The database table for hyperlinks is a cross-reference by
topic ID numbers, so its columns contain only a few digits. Same
for links to graphics, pictures, image maps and so on.
The Topic List table has a lot of bloat potential. The more I
get into it, the more questions I have.
1. Each topic record has a column for Build Tags and another
for Context Build tags. Each contains a string of build tag names,
separated by commas, presumably the tags that you have applied to
the topic and/or text in it. And, presumably, the tags still apply
to the topic and/or text.
So a string of very long tag names uses more memory than a
string of short tag names. This can explain only a small amount of
bloat, however, because a string of text doesn't use much space.
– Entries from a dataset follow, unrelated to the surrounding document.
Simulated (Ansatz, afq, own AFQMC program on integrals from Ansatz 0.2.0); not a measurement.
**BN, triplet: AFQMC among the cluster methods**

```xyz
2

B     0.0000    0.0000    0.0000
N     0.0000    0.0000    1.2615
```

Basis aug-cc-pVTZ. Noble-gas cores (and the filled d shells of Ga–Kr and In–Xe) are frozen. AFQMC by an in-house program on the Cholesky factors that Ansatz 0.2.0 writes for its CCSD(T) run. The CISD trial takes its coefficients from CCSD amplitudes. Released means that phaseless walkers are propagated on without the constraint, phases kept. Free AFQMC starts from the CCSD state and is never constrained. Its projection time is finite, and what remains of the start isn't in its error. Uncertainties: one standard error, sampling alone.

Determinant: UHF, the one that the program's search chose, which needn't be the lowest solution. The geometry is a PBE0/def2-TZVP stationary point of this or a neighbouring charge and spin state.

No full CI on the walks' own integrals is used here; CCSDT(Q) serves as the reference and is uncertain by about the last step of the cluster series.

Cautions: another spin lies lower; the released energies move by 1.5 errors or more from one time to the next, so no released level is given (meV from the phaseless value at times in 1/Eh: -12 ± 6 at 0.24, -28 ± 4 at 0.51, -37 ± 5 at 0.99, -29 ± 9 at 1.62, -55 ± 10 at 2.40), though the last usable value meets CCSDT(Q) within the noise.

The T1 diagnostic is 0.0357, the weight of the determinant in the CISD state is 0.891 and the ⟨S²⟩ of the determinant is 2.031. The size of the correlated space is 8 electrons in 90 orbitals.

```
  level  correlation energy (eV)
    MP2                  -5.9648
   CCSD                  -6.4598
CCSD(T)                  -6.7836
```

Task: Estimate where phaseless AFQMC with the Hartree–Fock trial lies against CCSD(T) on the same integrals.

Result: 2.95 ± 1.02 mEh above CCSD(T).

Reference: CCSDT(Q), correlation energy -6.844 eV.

2. When you un-apply a build tag, presumably the Meta tag is
deleted from the source code, and RH edits the database table. But
RH slips up on housekeeping here.
I'm not certain why. But I found a lot of spurious entries
for build tags in several topics.
Perhaps they were tags that had been applied and unapplied.
But the table isn't updated. Call this a Type A problem.
Some of these topics were imported from earlier projects,
where the tags were applied. In the new project however, the build
tag didn't exist when I imported the topic. Maybe RH made note of
it somewhere. It didn't automatically create a tag in the new
project, and there's no way to see it unless you happen to see the
old Meta tag in the source file. Call this a Type B problem.
So a long string of spurious entries of long tag names will
use some undetermined amount of storage space.
3. A further complication: The Topic List table contained
some spurious entries for topics where the tags were absent from
the project as well as source code. In other words, there is no old
build tag code in the topic, and the project doesn't have this
specific build tag, but the topic record in the table has multiple
entries in the build tag columns. This is a special case of Type A.
4. OK. Let's throw away the .cpd and let RH rebuild it. That
should clean it up, right?
No. Go figure.
In the new .cpd file some records were cleaned up, probably
Type A detritus But some were not, maybe because the old Meta tags
were still in the source, the Type B case.
I'm not certain because I haven't tracked down each and every
difference between the old .cpd file and the new one, against the
topic source code.
5. At first I thought the folder structure wasn't a problem,
because each topic folder has an ID, and each topic record refers
to the folder code, one or more digits. (By the way, in rebuilding
the .cpd file, RH condenses the ID numbers and assigned new ones
for topics, project folders and build tags, for example.)
However, there is a column headed TopicStringID that shows
the file/path string needed, I think, for "breadcrumbs." It
reflects the multilevel folder structure. So whether you use it or
not, the breadcrumbs feature adds something to the .cpd file size.
Probably there are other factors in running a 5 MB .cpd file
up to 20+ MB.
But this leads me back to my favorite rant:
Be stingy with file names. Yes, we've come a long way from
the FORTRAN and DOS contraints of 4, 6 or 8-character labels. But
that desn't negate the value of economy in naming conventions.
Same goes for any other set of labels, like build tags.
Keep the project file structure shallow to avoid long strings
in hyperlinks. Remember, the output TOC can have as many levels as
you think necessary to organize the material, while the project
directories can be different. Yes, it's hard to keep all topics in
the top level folder, but a two-or three-deep structure should be
enough for managing the project, even though you may have a
five-level TOC in the output.
Did I mention you should use short folder names, too?
I welcome comments and rebuttal.
Harvey